But you couldn’t have done it at the end of this season eight. You couldn’t have done it after seeing Matt Smith turn into Peter Capaldi, or after the scene in “Deep Breath” where Capaldi’s Doctor remembers the phone call made by Smith’s. You couldn’t do it after a season that included “Listen” that expressly takes the present Doctor back to his childhood on Gallifrey. You couldn’t do it after a season that included “Flatline”, a story about Clara trying to be the Doctor. (Though wouldn’t that have worked differently in retrospect if she’d turned out to be the Master!)

What you needed was to end “The Time of the Doctor” with Clara (or “Clara”) returning to the TARDIS and meeting Capaldi, and he knows nothing about who he is so she tells him that he’s this man called “The Doctor” and then season eight is about her setting out to teach him how to be this Time Lord, this hero.

(And – suggests Alex – we could have cast that jobbing actor, even though he’d been in it before, who’s been in tons of things and was very respected but really became well-known when he got a bit older and got all crabby and sweary and was in a sit-com. He meant “A Very Peculiar Practice” and “Waiting For God” of course…)

In order to work, it needs some things to be more ambiguous. The fake Doctor can’t fly the TARDIS alone, for example, so can’t keep materialising at Clara’s home to collect her. And he can’t rely on pulling knowledge or Gallifreyan superpowers out of his hat (though you could slyly imply that Clara does – perhaps having her seem to appear somewhere out of nowhere, the way Missy appears to shift at super-speed when she makes her move and grabs Osgood).

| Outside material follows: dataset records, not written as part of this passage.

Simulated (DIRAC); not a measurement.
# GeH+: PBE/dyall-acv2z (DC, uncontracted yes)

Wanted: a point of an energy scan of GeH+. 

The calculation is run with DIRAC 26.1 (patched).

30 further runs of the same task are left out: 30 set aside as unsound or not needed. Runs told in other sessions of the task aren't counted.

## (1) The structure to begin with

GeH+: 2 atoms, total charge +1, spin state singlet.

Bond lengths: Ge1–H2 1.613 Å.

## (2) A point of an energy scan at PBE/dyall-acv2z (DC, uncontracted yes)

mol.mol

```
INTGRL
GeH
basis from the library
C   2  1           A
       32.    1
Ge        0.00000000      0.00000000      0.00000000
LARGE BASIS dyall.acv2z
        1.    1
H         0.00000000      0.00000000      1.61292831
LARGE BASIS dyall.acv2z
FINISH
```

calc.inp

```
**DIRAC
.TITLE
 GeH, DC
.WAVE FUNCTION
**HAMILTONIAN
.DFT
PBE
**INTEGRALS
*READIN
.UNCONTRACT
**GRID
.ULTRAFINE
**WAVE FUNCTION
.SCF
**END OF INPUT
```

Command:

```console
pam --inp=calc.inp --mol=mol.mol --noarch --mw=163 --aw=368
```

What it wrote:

There was a chance there to have done something jaw-dropping. But instead, Moffat burned that idea. Tossed it away for a gag. It brings to mind his engineering the Doctor’s regenerations so that he could be the one to confront the “thirteen regenerations limit”, only to blow it off with “and the Time Lords gave him some more lives”.

Burning up ideas like TARDIS keys, Moffat is closing the box on other people using these ideas to tell much better stories, and I think that’s a real shame. Russell used to throw out ideas for people to tie up in better stories – the Fall of Arcadia, the Moment – so it’s a good job no-one’s used those up in half-baked fan-fic…Hang on…



The Cybermen were, obviously, totally wasted. Where exactly did all those metal suits come from, I ask? Gallifreyan technology, says Alex and fair play to him I’ll give him that. And I suppose you could say that just for once in her lives, the Master teams up with a monster menace only to betray them before they betray her!

But really, do we have to believe that every single human was willing to delete their emotions and turn bad, unless they were so specially-wecially as to be in love with Clara Oswald (or the Doctor… see below). Seb tells us the Nethersphere is emptying and we see the lights going out. And yet only two Cybermen out of all of humanity resist the conversion.

Again, it’s the better story not told. The Cybermen are never (apart possibly from “The Tenth Planet”) treated as individuals. They all just become an army of grunts. (Ironically, when the season’s been trying so hard to tell us that soldiers have personalities too.)

Whatever Danny might say about the Doctor being an officer and a general, he’s lying to himself if he thinks he’s not doing exactly the thing he condemns when he orders the Cyber-army to their deaths without compunction. Though to be fair, he’s probably had Clara delete his compunction.

As for his big soldier speech to the Cybermen – was anyone else just hoping they’d reply to “love is a promise” with “we don’t care; we’re Cybermen, you moron!”?

Still it could have been worse. Oh wait. It was.



I’d really expected that the Doctor would use the TARDIS to save Kate from falling out of that airplane – as he’s done to save River Song at least twice. It’s not like he was going to be late for getting to Clara in the graveyard in his time machine. And at least it would have spared us the Cyber-Brig. Oh for shame, they even painted his handles black to make him a Cyber-leader.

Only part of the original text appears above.